On Thu, 15 Dec 2011, John MacAuley wrote:
I took and action to start the error handling discussion so that we, as a group, can document the error messages and behaviors. I would like to start it off with when an NSIServiceExcepti on is returned as a SOAP fault to a request, and when it is returned in a specific failed resp onse message.
OpenDRAC ...
[snip] So a lot of these are more policy than mechanism, and could be subject to change. Lets focus on the error codes. What does the SVC prefix stand for? (and why a prefix at all, and why not "ERR" or "ERROR", which would be somewhat more intuituve.
Here is a list of error messages currently implemented in OpenDRAC. The list continues to exp and. I have kept the text generic with the specific error values being returned in the associ ated attribute list. We will also need to agree on the format of the message/errorId.

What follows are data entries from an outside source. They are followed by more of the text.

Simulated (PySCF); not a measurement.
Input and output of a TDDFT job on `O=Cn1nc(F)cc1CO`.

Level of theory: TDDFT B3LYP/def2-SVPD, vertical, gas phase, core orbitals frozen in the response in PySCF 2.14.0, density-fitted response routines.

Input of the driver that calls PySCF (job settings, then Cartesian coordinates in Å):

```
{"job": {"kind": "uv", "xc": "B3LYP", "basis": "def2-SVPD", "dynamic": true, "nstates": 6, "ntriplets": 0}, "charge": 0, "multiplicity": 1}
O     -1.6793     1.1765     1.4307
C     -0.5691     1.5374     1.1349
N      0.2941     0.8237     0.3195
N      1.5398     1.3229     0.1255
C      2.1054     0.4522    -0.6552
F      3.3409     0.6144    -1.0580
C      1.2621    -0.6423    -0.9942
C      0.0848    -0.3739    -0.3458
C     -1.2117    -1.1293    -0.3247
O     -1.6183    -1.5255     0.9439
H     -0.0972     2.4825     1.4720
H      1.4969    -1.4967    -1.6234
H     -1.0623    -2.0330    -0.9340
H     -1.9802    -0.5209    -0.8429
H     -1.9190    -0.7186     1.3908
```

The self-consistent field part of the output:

I think we also need a plan with the error codes and their classification. Do we provide the errors in order to tell a user went wrong (in which case a string will suffice), or do we provide error codes so a client can intelligently handle some cases, or both? The answer is probably the latter, with some semantics for errorId, which can enable the client to automatically classify and potentially recover from the error. The distinction between text and variables are somewhat artifial and only makes sense for missing of invalid parameters. If we assume that the error string is for humans only, the distincition between: text: Missing parameters: Start time, Dest STP. and text: Missing parameters variables: ["Start time", "Dest STP"] Is just unneeded complexity. If a client is missing a parameter, it probably won't be able to change the request and fill it out automatically by looking at the error response. It should just be fixed and send the parameter in the first place. What could make sense is that the NSI agent replies that it understands the request, but could for some reason not fulfill it, e.g., a path could not be found. In this case the client could retry the request elsewhere. However the client should not care about why the request could not be fulfilled as it highly unlikely that it would usefull anyway (it would however be usefull to provide back to the user, if a second or third request fails consecutively).
MISSING_PARAMETER, "SVC0001", "Invalid or missing parameter" UNSUPPORTED_OPTION, "SVC0002", "Parameter provided contains an unsupported value which MUST be processed"
How is this different from "invalid" in the previous? Is this a "i know this should be supported, but it isn't" ? Both of these would probably be equivalent to HTTP 400 (BAD_REQUEST), in which case a request should not be retried with being modified. While I can see the distinction between a missing, invalid, or unsupported, the end result is the same - human intervention is needed. In the case where the service knows the semantics, but hasn't implemented it, the HTTP 501 (NOT_IMPLEMENTED) would be suitable.
ALREADY_EXISTS, "SVC0003", "Schedule already exists for connectionId"
Maybe "CONNECTION_EXISTS" or "CONNECTION_CONFLICT" as name. This would be equivalent to HTTP 409 (CONFLICT).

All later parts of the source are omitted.